Team Status Report for 10/5 – Team C0: DrumLite

For this week, our team worked mainly on the writeup for our design report to fully plan out our final product. We took the time to tackle a few edge cases from our initial blueprint, specifically focusing on the more nuanced details of our design requirements and implementation strategies so that we can better explain our architecture to any reader of the design report. Our schedule remains the same, with Ben developing the web application, Elliot handling the Bluetooth data processing, and Belle covering the computer vision computation onboard the host; we chose, however, to split this week’s stage of our design process differently, with each member focusing on a specific section of the report. We delegated the introduction and requirements to Ben, the architecture and implementation to Elliot, and the testing and tradeoffs to Belle. We decided that this would result in a more well-rounded final product by giving each team member an opportunity to view the project from a holistic perspective before we begin to integrate our modules together. Having each team member dive into other components of the block diagram brought up a few potential concerns we hadn’t considered prior, each of which we then created a mitigation plan for. Some details we worked out this week included the following:

1.) 30mm scalability requirement: As outlined in our proposal and design presentations, one of our use case requirements is to provide the user a 30mm error zone to account for the rubber drumheads deviating from their original position upon impact from the drumsticks. The design requirement we mapped to it for traceability involved deriving a fixed scaling factor to apply to the gathered radii upon detection with the HoughCircles library. We realized, however, that a single scaling factor across all four drums would not achieve a constant 30mm margin for each drum (as they differ in size), and that the relative diameters in pixels between the drumheads would not be sufficient to determine a scaling factor (an absolute metric is required if our solution is to be applicable for varying camera heights). Hence, our new implementation is to store the absolute sizes of each ring within an internal array and scale based on these known sizes. We can then detect the rings based on their relative sizes, map them to their stored dimensions, and apply a simple separate scaling factor to the radii accordingly. This will prove to be a less error-prone approach as opposed to a purely relative solution where we may have encountered issues if the user did not place all rings in view of the camera, or if the camera was too far from the table to detect small variances in the diameters.

2.) Reliability of BLE packet transmission: Another one of our use case requirements was to ensure a reliable connection within 3m of the laptop, for which we decided to aim for a packet loss of under 2%. Given our original research on the Bluetooth stack and the specifications for the ESP32’s performance, we figured that 2% would be a very reasonable goal. With the second microcontroller also transmitting accelerometer data, however, we run the risk of interference and packet loss, for which we had not developed a mitigation plan. This week, Ben searched for options to lower the packet loss in the event that we do not meet this requirement, eventually landing on the solution of raising the connection interval. Elliot then explored the firmware libraries available in Arduino and confirmed our ability to increase the connection interval with the host device at the cost of over-the-air latency.

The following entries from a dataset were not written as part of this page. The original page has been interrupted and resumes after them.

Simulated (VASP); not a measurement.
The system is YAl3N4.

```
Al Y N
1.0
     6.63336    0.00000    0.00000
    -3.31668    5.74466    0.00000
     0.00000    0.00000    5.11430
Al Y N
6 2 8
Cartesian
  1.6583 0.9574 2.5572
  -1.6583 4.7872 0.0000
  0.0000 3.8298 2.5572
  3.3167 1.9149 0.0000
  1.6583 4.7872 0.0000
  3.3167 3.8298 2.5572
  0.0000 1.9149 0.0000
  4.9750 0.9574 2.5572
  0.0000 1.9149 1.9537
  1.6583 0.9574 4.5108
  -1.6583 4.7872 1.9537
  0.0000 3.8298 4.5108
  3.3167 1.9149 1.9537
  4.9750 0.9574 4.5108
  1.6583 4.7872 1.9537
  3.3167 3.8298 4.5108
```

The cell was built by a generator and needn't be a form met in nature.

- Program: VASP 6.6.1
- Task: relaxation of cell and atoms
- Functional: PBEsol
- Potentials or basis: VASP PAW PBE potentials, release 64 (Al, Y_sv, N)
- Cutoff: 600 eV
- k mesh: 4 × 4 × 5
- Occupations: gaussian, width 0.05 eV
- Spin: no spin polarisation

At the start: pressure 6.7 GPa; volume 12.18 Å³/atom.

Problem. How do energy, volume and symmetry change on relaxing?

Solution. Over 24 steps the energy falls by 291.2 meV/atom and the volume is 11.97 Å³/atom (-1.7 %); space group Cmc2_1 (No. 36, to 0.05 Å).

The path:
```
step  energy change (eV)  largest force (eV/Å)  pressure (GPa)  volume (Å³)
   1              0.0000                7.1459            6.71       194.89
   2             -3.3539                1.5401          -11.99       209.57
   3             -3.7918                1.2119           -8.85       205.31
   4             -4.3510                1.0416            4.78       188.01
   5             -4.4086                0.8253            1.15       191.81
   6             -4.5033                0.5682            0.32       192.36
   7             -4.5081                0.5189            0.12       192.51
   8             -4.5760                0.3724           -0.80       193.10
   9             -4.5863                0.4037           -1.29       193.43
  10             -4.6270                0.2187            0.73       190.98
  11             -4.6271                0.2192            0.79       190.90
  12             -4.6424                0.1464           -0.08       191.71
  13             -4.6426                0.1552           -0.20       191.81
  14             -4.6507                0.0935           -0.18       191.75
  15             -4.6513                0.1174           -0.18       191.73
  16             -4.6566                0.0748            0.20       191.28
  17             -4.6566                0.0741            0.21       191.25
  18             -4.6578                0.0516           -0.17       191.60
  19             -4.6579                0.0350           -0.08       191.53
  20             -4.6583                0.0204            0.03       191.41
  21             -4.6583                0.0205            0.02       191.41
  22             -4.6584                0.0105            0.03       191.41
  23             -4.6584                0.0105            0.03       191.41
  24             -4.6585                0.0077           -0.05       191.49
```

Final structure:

3.) Audio output delay: One element we completely overlooked was the main thread’s method of playing audio files, for which we chose to use the pygame mixer. This week, however, our team discovered that this library introduces an unacceptable amount of output latency–we decided to pivot to the use of PyAudio, which is optimized with smaller audio buffers to achieve a much lower processing delay.

4.) Camera specifications: This week, while exploring strategies to most efficiently deploy our computer vision model, we evaluated the effect that a 120 degree field of view camera would have on our CV calculations. We found that wide angle cameras could potentially introduce a form of optical distortion, resulting in stretched pixels and slightly elliptical drumheads, and therefore less precise detection altogether under our framework. We also came to a decision regarding our sliding window, where we chose to now take 0.33 seconds worth of frames before the relevant accelerometer timestamp, since anything higher could lead to potentially false readings. Given these new requirements, we set out to find a high framerate, approximately 90 degree FOV camera, for which we plan to make an order early next week. Below is a diagram we created to help us map out how we’ll use this new field of view:

Next week we plan to stay on schedule and begin working with the physical components we ordered. By Friday, we intend to have a complete report for describing our requirements, strategies, and conscious design decisions in creating our CV-based drumset.